THE LAST DAYS OF JERUSALEM, JUDAH AND JEREMIAH: The order that Emperor Nebuchadnezzar attempted to establish in Zion, under his appointed King Gedeliah, is upset with Gedeliah’s murder at the hands of Ishmael Ben Nethaniah, possibly at the instigation of Nebuchadnezzar’s appointed regent over Amon, King Baalis. (ch. 40-41). The counterstroke by Johanan Ben Kareah leaves a confused and vulnerable remnant wondering whether to flee to Egypt or await Nebuchadnezzar’s judgment on all the chaos. Jeremiah’s counsel, to continue submitting to Nebuchadnezzar, is rejected, and Jeremiah is taken, against his will, along with other hostages and anti-Babylonian partisans, to Egypt.

Their deliberate return to Egypt represents the lowest possible point of Israel’s disgrace. Babylon is where the Abrahamic story began. Exile in Babylon, from where came Abraham, represents a reset of the cycle and the story. Egypt, by contrast, represents slavery. To choose Egypt, deliberately, is to set one’s face against the mission, the faith, and the God, of Abraham.

Egypt had already proven herself powerless and unreliable on behalf of her allies, even though Egypt had likely had a hand in instigating and encouraging some of the self-defeating revolts against Babylon that had resulted in three waves of deportation. Even in Egypt, they would not escape the reach of Babylon’s power, as Jeremiah predicted in chapter 43, a promise that may have been fulfilled in a later attack of Nebuchadnezzar’s army upon Egypt, in 567 BC, after which Nebuchadnezzar did not remain to occupy Egypt (Egyptian history suggests that he was repulsed eventually). As for Jeremiah’s prophecy regarding Pharoah Hophra (44: 30), he was killed in a coup d’etat in 567.

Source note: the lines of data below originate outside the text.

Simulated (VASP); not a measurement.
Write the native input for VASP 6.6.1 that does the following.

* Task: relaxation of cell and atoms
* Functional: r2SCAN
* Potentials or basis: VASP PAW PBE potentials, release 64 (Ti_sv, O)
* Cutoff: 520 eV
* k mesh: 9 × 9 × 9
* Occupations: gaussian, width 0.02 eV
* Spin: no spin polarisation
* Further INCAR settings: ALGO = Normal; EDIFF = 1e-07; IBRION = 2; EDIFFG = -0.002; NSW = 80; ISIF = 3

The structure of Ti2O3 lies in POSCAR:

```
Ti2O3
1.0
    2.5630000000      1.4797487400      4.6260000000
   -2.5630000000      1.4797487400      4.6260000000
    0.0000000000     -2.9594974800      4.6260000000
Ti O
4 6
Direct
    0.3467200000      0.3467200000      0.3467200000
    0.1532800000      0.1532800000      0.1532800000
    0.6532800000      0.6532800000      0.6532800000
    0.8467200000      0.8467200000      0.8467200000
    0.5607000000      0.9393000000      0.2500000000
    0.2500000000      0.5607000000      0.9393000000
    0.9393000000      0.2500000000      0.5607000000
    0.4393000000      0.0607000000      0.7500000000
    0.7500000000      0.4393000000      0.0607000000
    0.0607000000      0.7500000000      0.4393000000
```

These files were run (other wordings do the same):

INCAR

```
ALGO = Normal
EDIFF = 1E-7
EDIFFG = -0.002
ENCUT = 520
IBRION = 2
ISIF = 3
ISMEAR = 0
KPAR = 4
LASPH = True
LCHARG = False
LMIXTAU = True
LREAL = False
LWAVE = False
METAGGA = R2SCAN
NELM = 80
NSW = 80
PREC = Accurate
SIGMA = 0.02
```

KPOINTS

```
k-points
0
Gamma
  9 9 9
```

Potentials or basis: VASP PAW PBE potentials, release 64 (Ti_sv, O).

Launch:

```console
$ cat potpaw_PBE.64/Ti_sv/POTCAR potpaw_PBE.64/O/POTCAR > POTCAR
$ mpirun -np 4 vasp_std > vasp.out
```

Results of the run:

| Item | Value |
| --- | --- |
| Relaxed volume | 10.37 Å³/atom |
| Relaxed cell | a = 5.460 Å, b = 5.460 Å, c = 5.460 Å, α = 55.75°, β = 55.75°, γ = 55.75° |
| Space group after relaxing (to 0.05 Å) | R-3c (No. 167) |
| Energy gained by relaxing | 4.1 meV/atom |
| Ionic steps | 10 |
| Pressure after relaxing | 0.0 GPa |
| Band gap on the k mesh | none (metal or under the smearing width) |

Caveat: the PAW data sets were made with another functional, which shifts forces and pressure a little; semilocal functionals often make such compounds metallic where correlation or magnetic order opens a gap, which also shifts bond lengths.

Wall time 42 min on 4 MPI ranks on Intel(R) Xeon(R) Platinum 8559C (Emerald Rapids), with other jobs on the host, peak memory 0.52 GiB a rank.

So, Jeremiah prophesies doom and destruction in Egypt for the particular remnant that seems to have taken him there against his will. Their deaths there will be his as well. But he alone would die with hope for his people. And Baruch, Jeremiah’s scribe and friend, would also find his life extended in reward for his faithfulness (ch. 45).

Jeremiah’s prophecy ends with basically the same account of II Kings 24-25, about the fall of Zion and the Exile to Babylon. This brings the story full circle back to everything that God told Jeremiah in chapter 1. As tragic as it was, the royal clemency, exercised toward the one Judean king who had willingly submitted to Babylon’s yoke, Jehoichin, is a note of hope speaking of better things to come for Israel.

JEREMIAH AND THE NATIONS. Chapters 46-51 recount Jeremiah’s prophecies about neighboring nations, including their conqueror, Babylon. The conquerors of Babylon, the Medes from the North, are even mentioned (51:11). Jeremiah’s dire predictions for Babylon, fulfilled over the courses of centuries, were even sent along with the staff of King Zedekiah, to put the shocking and overwhelming imperial and idolatrous spectacle that was Babylon into perspective for the Jews. They would sustain their hope in God’s sovereignty over even nations as powerful and prosperous as Babylon, and they would keep them ready and prepared to return to Zion.

The surprising assumption of these prophecies, given the time, is that Israel’s YHWH God is God over the nations, all the earth, not just Israel, and that God works with and through the nations and creation in ways that are too big for the narrow, immediate viewpoint of humans to catch. The result is that “the moral arc of the universe is long, but it bends toward justice,” said Dr. Martin Luther King, Jr.

Such a view would have been surprising, in light of Babylon’s supreme ascendancy, and disturbing to the prophets and priests of those nations, who equated military power and victory with the might and victory of their gods.

Because these prophecies about the nations come at the end of Jeremiah does not mean that they came late in his ministry, nor that they all necessarily apply to the years following the Exile. They may be a collection of earlier prophecies, gathered together because of their common focus, because they seem to speak of sufferings and defeats that they will share with Israel at the hand of Nebuchadnezzar. Of special note is the tone of Jeremiah’s prophecies, often expressed as lamentations. Thus he displays care and compassion for them, as well as for Israel. This prophetic heart for all humanity will find its fulfillment and expression in the prophetic gospel ministry of Jesus toward Israel and the Gentiles.

PSALM 56…..

…is a personal lament, but with corporate liturgical elements, such as the words, “In God, whose word I praise,” or “What can [mere] man do to me?” which are repeated. What sounds like an individual lament may then have had corporate, liturgical expression in worship, with priests or the congregation participating and responding with the phrases mentioned above. This is a far cry from so much contemporary worship, in which our personal pains, failures and broken relationships are often kept segregated, hidden or in denial. We would do well to explore the connection between worship, justice and the care of souls that are bound together in Psalm 56.

That our tears, sufferings, actions and choices are “in your book” (v. 8) is one of the earliest mentions of The Book of Life (Ps. 69:28; Mal. 3:16; Phil. 4:3; Rev. 3:5 and more), a symbol for God’s attention to us, his omniscience and his justice.